TD Canada Trust and Bank of Montreal said late Thursday they have raised mortgage rates by more than a third of a percentage point on three-, four- and five-year loans.
The changes reflect the rising cost of borrowing in the bond market, an inflation-sensitive financial marketplace where banks finance their mortgage lending.
Effective Friday, a five-year mortgage at both banks increases by .35 of a percentage point to 7.2 per cent, while a three-year closed term rises by the same amount to 7.05 per cent.
A one-year closed mortgage loan at TD Canada Trust falls by .3 of a percentage point to 6.35 per cent.
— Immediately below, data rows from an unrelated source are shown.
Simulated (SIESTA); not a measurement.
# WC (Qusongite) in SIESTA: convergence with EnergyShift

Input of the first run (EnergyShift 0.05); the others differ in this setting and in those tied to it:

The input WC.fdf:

The changes suggest bond markets are worried about the future inflationary pressures from the proposed $700-billion U.S. government bailout of Wall Street banks, said TD Bank chief economist Don Drummond.
"We always did figure that adding $700 billion to the deficit of the United States would probably cause something like a 25 basis point [quarter point] increase in the longer-term interest rates and that seems to have already happened," said Drummond.
"[The bailout] does increase the risk to bonds. In just plain good old demand and supply that means there has to be an awful lot of bond issuance and there's a limited supply of people that want to buy them so it's natural that the price goes up," he added.
The interest rates on mortgages and other short-term borrowing are set based on the price of bonds. With lower demand for bonds and fears of inflation, rates have to rise to lure investors willing to part with their money.
Other interest rates in the economy — from consumer and car loans to mortgage rates tied to the prime rate — are affected by the Bank of Canada trend-setting rate, which is expected to fall or remain stable over the next few months at least.
On Thursday, U.S. congressional Republicans and Democrats reported agreement in principle on a bailout of the financial industry. They said they would present it to the Bush administration in hopes of a vote within days.
The bailout is expected to push up inflation and force the U.S. Federal Reserve Board to raise rates in the future.
Thursday's mortgage rate increases also come a day after the Merrill Lynch brokerage warned that Canadian households are so indebted that it's only a matter of time before the housing market turns down, as has already happened in the United States.
The Merrill Lynch Canada report by economists David Wolf and Carolyn Kwan acknowledged that the analysis is more pessimistic than the prevailing view. However, there are parallels with what happened in the United States in early-to-mid 2006 when housing prices started going down.
"There are parallels here and there is risk here that's perhaps not being properly acknowledged," said Wolf. "We may have started from a better place but Canadians are over time starting to borrow as much as Americans and the British."